In this Conradian masterpiece of American innocence and evil set in the fictional Central American country of Boca Grande, two American women face the harsh realities, political and personal, of living on the edge in a land with an uncertain future. Writing with her signature telegraphic swiftness, the author creates a terrifying commentary on an age of conscienceless authority.



Book Synopsis



A shimmering novel of innocence and evil: the gripping story of two American women in a failing Central American nation, from the bestselling, award-winning author of The Year of Magical Thinking and Let Me Tell You What I Mean

"[Didion's] most ambitious project in fiction, and her most successful ... glows with a golden aura of well-wrought classical tragedy." --Los Angeles Times Book Review

Grace Strasser-Mendana controls much of Boca Grande's wealth and knows virtually all of its secrets; Charlotte Douglas knows far too little. "Immaculate of history, innocent of politics," Charlotte has come to Boca Grande vaguely and vainly hoping to be reunited with her fugitive daughter. As imagined by Didion, her fate is at once utterly particular and fearfully emblematic of an age of conscienceless authority and unfathomable violence.

A Book of Common Prayer is written with the telegraphic swiftness and microscopic sensitivity that have made Didion one of our most distinguished journalists.



Review Quotes




"[Didion's] most ambitious project in fiction, and her most successful ... [it] glows with a golden aura of well-wrought classical tragedy." --Los Angeles Times Book Review

"An articulate witness to the most stubborn and intractable truths of our time, a memorable voice." --Joyce Carol Oates, The New York Times Book Review

"A novelist with important things to say about the dislocations of our time.... Joan Didion is stellar." --Newsday




About the Author



JOAN DIDION was born in Sacramento in 1934 and graduated from the University of California, Berkeley, in 1956. After graduation, Didion moved to New York and began working for Vogue, which led to her career as a journalist and writer. Didion published her first novel, Run River, in 1963. Didion's other novels include A Book of Common Prayer (1977), Democracy (1984), and The Last Thing He Wanted (1996).

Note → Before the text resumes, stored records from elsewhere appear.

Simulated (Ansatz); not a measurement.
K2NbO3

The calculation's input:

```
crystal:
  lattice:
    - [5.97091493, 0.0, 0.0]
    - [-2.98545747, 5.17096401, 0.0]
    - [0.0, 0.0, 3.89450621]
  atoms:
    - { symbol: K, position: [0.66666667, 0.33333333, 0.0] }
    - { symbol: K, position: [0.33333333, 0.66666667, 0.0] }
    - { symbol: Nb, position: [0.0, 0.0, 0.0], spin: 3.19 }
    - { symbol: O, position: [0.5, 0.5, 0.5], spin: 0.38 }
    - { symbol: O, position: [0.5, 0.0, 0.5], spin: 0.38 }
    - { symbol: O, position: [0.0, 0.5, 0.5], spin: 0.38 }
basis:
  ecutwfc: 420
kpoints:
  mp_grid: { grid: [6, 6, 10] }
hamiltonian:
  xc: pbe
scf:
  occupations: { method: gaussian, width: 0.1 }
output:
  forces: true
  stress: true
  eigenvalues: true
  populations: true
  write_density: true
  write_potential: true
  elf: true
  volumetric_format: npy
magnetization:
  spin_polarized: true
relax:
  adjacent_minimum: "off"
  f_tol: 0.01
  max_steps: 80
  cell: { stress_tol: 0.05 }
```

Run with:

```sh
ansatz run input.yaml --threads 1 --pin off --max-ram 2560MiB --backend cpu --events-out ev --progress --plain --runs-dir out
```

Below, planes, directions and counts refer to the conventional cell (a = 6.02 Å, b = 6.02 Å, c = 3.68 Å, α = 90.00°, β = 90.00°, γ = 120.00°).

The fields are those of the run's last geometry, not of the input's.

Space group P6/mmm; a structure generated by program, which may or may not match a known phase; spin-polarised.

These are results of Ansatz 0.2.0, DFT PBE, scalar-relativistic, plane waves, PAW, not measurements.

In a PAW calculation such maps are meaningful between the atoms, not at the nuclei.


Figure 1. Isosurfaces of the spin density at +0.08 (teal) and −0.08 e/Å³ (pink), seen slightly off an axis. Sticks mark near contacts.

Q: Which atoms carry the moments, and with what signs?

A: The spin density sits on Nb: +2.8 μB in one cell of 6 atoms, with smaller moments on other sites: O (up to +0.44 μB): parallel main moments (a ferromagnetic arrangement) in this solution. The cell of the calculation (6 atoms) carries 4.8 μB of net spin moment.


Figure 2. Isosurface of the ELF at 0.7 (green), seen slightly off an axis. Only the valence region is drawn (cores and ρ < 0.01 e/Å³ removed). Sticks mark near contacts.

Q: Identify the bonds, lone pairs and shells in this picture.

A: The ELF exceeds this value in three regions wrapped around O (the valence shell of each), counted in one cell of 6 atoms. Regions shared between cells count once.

Didion's first volume of essays, Slouching Towards Bethlehem, was published in 1968, and her second, The White Album, was published in 1979. Her nonfiction works include Salvador (1983), Miami (1987), After Henry (1992), Political Fictions (2001), Where I Was From (2003), We Tell Ourselves Stories in Order to Live (2006), Blue Nights (2011), South and West (2017) and Let Me Tell You What I Mean (2021). Her memoir The Year of Magical Thinking won the National Book Award for Nonfiction in 2005.

In 2005, Didion was awarded the American Academy of Arts & Letters Gold Medal in Criticism and Belles Letters. In 2007, she was awarded the National Book Foundation's Medal for Distinguished Contribution to American Letters. A portion of National Book Foundation citation read: "An incisive observer of American politics and culture for more than forty-five years, Didion's distinctive blend of spare, elegant prose and fierce intelligence has earned her books a place in the canon of American literature as well as the admiration of generations of writers and journalists." In 2013, she was awarded a National Medal of Arts and Humanities by President Barack Obama, and the PEN Center USA's Lifetime Achievement Award.

Didion said of her writing: "I write entirely to find out what I'm thinking, what I'm looking at, what I see and what it means." She died in December 2021.